Tuesday, October 28, 2008

This Is Going To Be Fun

Flashback to 2001.

The Lakers were the defending NBA champions, and they were opening up their 2001-02 campaign at home against the Trailblazers. After receiving their championship rings in a pregame ceremony, Los Angeles beat Porland with relative ease, recording a "Ho-hum, we went 15-and-1 in the postseason last year and are just much, much, much better than everyone else" 98-87 win. For that night (and really the first month or so of the season, as they would start 16-1), the Lakers looked and felt unbeatable, a championship seemed forgone, and being a fan of the team never felt more relaxing, peaceful, or fun.
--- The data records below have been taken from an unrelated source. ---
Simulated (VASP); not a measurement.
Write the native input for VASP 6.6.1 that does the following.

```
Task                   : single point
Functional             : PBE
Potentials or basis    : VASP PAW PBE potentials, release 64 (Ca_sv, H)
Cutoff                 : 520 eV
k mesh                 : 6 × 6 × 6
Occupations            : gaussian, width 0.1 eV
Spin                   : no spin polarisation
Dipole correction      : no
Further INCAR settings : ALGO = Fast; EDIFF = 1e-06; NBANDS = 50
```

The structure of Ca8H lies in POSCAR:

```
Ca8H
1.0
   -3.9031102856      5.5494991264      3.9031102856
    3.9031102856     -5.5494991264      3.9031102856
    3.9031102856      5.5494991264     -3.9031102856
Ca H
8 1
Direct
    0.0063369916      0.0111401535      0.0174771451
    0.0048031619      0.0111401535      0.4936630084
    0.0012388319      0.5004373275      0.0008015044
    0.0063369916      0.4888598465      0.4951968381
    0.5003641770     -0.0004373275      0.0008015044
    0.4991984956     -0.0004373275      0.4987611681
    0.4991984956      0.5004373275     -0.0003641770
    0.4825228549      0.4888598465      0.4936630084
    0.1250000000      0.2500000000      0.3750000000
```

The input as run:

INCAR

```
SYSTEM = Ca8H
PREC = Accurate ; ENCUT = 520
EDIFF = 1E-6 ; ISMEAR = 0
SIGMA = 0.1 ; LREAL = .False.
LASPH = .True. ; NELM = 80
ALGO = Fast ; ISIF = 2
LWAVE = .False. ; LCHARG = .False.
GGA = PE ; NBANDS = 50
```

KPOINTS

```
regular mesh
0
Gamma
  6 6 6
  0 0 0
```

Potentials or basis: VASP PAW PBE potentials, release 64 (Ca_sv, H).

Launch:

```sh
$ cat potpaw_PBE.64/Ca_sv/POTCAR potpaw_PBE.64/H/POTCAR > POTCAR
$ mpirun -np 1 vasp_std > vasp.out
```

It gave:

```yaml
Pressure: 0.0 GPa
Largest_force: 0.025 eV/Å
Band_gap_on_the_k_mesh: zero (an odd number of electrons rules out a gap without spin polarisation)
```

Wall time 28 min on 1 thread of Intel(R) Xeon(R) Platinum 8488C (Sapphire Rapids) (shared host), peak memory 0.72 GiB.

Seven years later, the Lakers once again opened their season against Oregon's finest. They didn't collect any rings this time; that honor went to the Celtics, who began their season with a 90-85 victory over the Cavaliers in Boston. Still, the Lakers looked like the best team in the league. They jumped out to a 19-8 lead and were up by as many as 22 before a closing Blazer flurry cut the margin to 15 at the break. The likable Portland upstarts, everyone's favorite young team, were listless, no doubt, but Los Angeles looked flawless. Their defense was brilliant, a step ahead of Portland in holding them to 31 percent shooting over the first two quarters, and two steps ahead of what we saw from them on that end last year.

They displayed an absolutely endless stream of talent: As Kenny Smith and Charles Barkley pointed out during TNT's halftime show, the Lakers have every position covered - twice. There's Fisher and Farmar, and Radmanovic and Ariza, with Odom, Gasol, and Bynum rotating at the big spots. Then there's Sasha and some guy named Mamba, who made a mockery out of the difficulty basketball at the highest level is supposed to present.

I have never seen anyone play the game of basketball so well, and yet so effortlessly as Kobe Bryant did last night. In the first 24 minutes of action, he seemed to be literally going through the motions, scoring only six points on 3-of-8 shooting. But he had an impact over the flow of the action - eight rebounds, five assists - and he was getting to any spot on the floor that he wanted and making it look easier than ever, while holding Brandon Roy to two points on 0-of-6 from the field.

Then, after a little extra-curricular bump from Joel Pryzbilla early in the third, Kobe, coincidentally or not, bumped his effort level up from 50 percent to maybe about 75, scoring thirteen points in the final nine minutes of the period. He would finish with 23 in all, on 9-of-17, in a 96-76 L.A. win. And I have to say that in all of the years I've been watching him play, I don't know if the man has ever seemed more arrogant for a single game than he did last night: it was just too easy, and he knew it. Thanks to this stacked Lakers roster and his own startling talent, Bryant now has the lightest workload of any superstar, and so on many nights this season the challenge for him may not be the game itself, but how embarrassingly simple he can make it appear to be as he further illuminates his ever-increasing accomplishments in athletic brilliance. I know, I know, I'm in love with the guy; I have a man-crush on him and I want to marry him. Whatever. On some nights, nights like the last one, Kobe Bryant is so good, his command and mastery of the concepts of basketball so thorough, his natural ability so pronounced (and even more impressive now that he's 30, with all that mileage), he deserves such praise.

Anyways, I feel the same way as a Lakers fan that Kobe came off last night: arrogant, cocky, privileged. I don't think I have ever seen a team as talented as these Lakers: their first ten players range from "solid" to "transcendent," with supremely talented bench players that offer contrasting qualities to the starters, everyone bringing something different to the table. Every style appears to be covered, an offense fast and quick-hitting and efficient and Kobe. Hell, even the defense looked great for once.

For at least one night, it was perfect in Lakerdom, and it didn't look like anything could possibly go wrong. Reminded me of 2001.